Mar 10
Oh yeah, that’s insane, all right.
New York magazine’s Grub Street blog reports that state assemblyman Felix Ortiz has proposed a salt ban in restaurants. Not just a restriction, a BAN. On any use of salt in any form in the preparation of food in restaurants! Grub Street quite correctly calls the bill “insane.”
Grub Street is reacting so strongly, though, for the wrong reasons. It’s true, so much of a meal’s flavor derives from its being properly seasoned that a salt ban would turn the state’s restaurants into a bland mess of awful — and that thought sends the columnist (and me) into paroxysms of horror.
But that’s not the worst of it. The truly unpalatable problem is that New York’s lawmakers think it’s perfectly all right to trample on individual rights — the right to eat as much salt as one damn well pleases, and take the consequences for it. That is what Grub Street ought to be calling “insane.”
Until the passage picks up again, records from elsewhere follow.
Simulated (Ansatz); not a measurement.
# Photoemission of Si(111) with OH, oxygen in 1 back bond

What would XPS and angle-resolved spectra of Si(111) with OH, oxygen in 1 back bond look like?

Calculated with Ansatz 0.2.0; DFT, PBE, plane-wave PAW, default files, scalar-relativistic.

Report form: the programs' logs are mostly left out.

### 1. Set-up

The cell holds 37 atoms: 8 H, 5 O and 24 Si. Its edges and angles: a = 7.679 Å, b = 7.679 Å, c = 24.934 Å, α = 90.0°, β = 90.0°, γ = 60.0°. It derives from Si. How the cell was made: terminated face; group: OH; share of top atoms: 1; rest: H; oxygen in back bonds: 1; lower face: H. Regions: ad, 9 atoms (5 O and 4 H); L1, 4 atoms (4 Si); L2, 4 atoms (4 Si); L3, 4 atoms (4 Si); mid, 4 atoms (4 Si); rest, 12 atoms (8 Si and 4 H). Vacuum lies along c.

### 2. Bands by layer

By the way…it was only a matter of time from when Bloomberg and his talk of “encouraging” “voluntary” salt restrictions in the city until someone in the nanny state tried to make it a law. Until and unless there is widespread opposition to these laws on moral grounds, we are just going to be having a debate on how much salt should be restricted, how much of a tax to put on sodas, and so on and so forth.